The recent success of the Taliban has created a frenetic search for scapegoats

Taliban delegates shake hands during talks between the Afghan government and Taliban insurgents in Doha | Reuters

As the world watches in horror as Taliban hordes surge across Afghanistan, we are reminded that wars are often lost before they are ever fought. Czechoslovakia in 1939 was lost at the Munich summit in 1938, betrayed by weak, short-sighted allies. France in 1940, was lost in 1936 with the Nazi remilitarization of Rhineland which altered the balance of power in Europe. Even the road to the Nazi extermination of Jews in Europe (1941-45) lay through International acquiescence to the Nurenberg laws of 1935. The current and previous US administrations seem to have unlearnt many of these lessons when they negotiated in bad faith with the Taliban at Doha. 

The recent battlefield success of the Taliban has created a frenetic search for scapegoats. Clearly, if it's not convenient to look for them in Washington, they must lie in Kabul or somewhere in Afghanistan. A constituency of critics has emerged in the media, some who were gulled by the ISI, others who were passionate believers in Islamabad's role in Afghanistan, many die-hard allies of the Pakistan military in the organs of the American state. These have banded together in common poise and are shrilly accusing the embattled Afghans of cowardice, incompetence and lack of will. 

The facts however are unambiguous. More than 45,000 Afghan National Army (ANA) soldiers and policemen have been killed fighting the Taliban since 2014 when President Obama announced an end to the combat mission in Afghanistan. Several thousand more militiamen too, have lost their lives fighting against Taliban fighters. Since the Taliban resurgence began in 2015, there have been many Taliban attacks and many towns and provincial capitals besieged. In each of these cases, Afghan troops and police surrounded and poorly supplied held on and eventually repulsed the Taliban, when backed by American airpower and Afghan reinforcements. There were defections and some surrenders, but a large part of Afghan security forces fought with great courage and tenacity against fearful odds. They had the stomach for the fight, bled white in protracted urban battles and eventually prevailed. 

Yet now the same units are losing ground to the Taliban who seem to take territory on a trot, with every little fighting. Many underhand bargains have been made, before the battle and traitors within are now playing their part and undermining resistance to the invaders. But these cannot fully account for Kabul's military reverses. 

To comprehend this collapse one must look to the deal with the devil at Doha done by a political camarilla in Washington. The Trump administration, eager to achieve a political victory by bringing troops home, initiated a hasty, ill-thought self-defeating process of negotiating with the Taliban. 

First, it kept the Afghan government out of the loop and negotiated over their heads. It sent a message across the region, that the lawful government in Kabul mattered little. The Taliban, which regarded the government in Kabul as stooges, was delighted at this public admission by Washington of the Afghan government's irrelevance. 

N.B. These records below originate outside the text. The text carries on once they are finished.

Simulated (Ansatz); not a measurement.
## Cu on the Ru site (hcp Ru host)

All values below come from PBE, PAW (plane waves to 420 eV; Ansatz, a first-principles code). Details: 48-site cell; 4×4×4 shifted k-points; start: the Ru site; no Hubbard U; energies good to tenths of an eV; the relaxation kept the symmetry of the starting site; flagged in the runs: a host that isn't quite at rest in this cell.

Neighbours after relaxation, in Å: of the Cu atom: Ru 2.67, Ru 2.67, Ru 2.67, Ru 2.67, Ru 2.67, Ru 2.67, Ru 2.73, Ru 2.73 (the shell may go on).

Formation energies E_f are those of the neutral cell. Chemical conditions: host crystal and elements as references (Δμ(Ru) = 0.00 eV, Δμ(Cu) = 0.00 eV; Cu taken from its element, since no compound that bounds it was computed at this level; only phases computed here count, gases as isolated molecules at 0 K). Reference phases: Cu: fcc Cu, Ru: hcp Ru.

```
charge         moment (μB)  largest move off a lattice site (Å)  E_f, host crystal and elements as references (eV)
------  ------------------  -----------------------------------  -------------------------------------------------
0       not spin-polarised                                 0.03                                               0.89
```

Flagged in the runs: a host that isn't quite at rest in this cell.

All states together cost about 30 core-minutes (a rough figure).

Secondly, Washington made clear that the US priority was for a swift withdrawal of troops, with Afghanistan's security and stability put on the backburner. From the beltway, it seemed a bargain and as in the old Afghan proverb, the Yankees ‘ paid a penny for twenty five uncaught birds’. The US offered a concrete timetable for a helter-skelter withdrawal, promised to ease sanctions, assistance in legitimizing the Taliban and release of 5000 Taliban prisoners from Afghan jails. In return, the Taliban have given vague assurances of not allowing attacks on the US or its allies from its soil. They have also sung some incantations about ceasefire and dialogue, all of which have been forgotten in the violence of the Taliban offensive. 

There is an Afghan proverb that goes ‘The wound of the sword will heal, but not that of the tongue’. It was a second Munich and it sent the message to all stakeholders inside and outside Afghanistan, that the US does not have Kabul’s back. 

After more than forty years of civil wars, invasion and terrorism, the Kabul government was only in the process of entrenching itself across lawless provinces, fighting the Taliban, negotiating with warlords, bargaining for tribal loyalties. The central state was trying to impose order and its legitimacy across a Hobbesian landscape. It was at a precarious stage in its development with a steel frame at the core, but a weaver's nest of compromises keeping its body alive and ticking across its territory.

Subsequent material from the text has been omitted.